After 16 years with the award-winning manufacturer Sportsheets International, Julie Stewart was announced as company president last summer. Today, Stewart works closely with Sportsheets’ top executives and customers, and oversees the company’s sales and marketing, finances and human resources.
According to Stewart, in her current role there is no typical day at the office.
Running a small business is exciting, rewarding and challenging, and I’m constantly inspired by Tom, whose visionary, entrepreneurial mind and limitless imagination and generosity are key to the company’s success.
“The only thing typical at Sportsheets is a hectic pace and a multitude of projects going on concurrently,” she said. “Team meetings, private label planning, working with department leads, talking to customers and vendors, putting out fires, starting fires, eating lots of chocolate.”
Julie joined her brother Tom Stewart, founder and CEO in 1995, and 13 years ago became his business partner and vice president.

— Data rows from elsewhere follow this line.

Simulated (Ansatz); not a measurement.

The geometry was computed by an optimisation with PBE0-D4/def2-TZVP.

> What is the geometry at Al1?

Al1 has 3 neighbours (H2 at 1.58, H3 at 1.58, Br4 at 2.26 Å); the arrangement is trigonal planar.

“I was 23 when I entered the industry and did not have much experience in business,” Julie Stewart said. “I had to work hard to earn the respect of customers and vendors and Tom. In 1999 I attended Pepperdine University in their Executive MBA program, and it was an extremely conservative environment (Ken Starr was in their legal school.)”
Julie says she enjoys working in the family business and with her husband Ed Hayes, the COO for the company.
“I’m grateful every day that I get to work with my brother and my husband as well as our amazing team, great customers and vendors to build something that makes people happy,” Stewart said in a company press release. “Running a small business is exciting, rewarding and challenging, and I’m constantly inspired by Tom, whose visionary, entrepreneurial mind and limitless imagination and generosity are key to the company’s success. We have all worked really hard to build Sportsheets into the dynamic and respected company it is — and it’s way beyond just Tom and me.”
Stewart has done it all at Sportsheets — setting up trade show booths, visiting customers and doing product training, purchasing and product design, and even operating the forklift (“Not a pretty sight,” she said).
According to Stewart, the most rewarding part of her job is the people she interacts with.
“Hearing from satisfied customers and seeing our employees excel and develop,” she said, “seeing employees that have been with us over a decade — watching their kids grow up.”
While being a part of Sportsheets’ successes — which Stewart lists as “launching Sex & Mischief, buying our building, surviving and thriving the last six months through our huge growth of 2012” — she revealed to XBIZ her mantra.
“Balance, focus, delegate,” Stewart says, “Don’t take yourself so damn seriously — that’s a daily challenge!”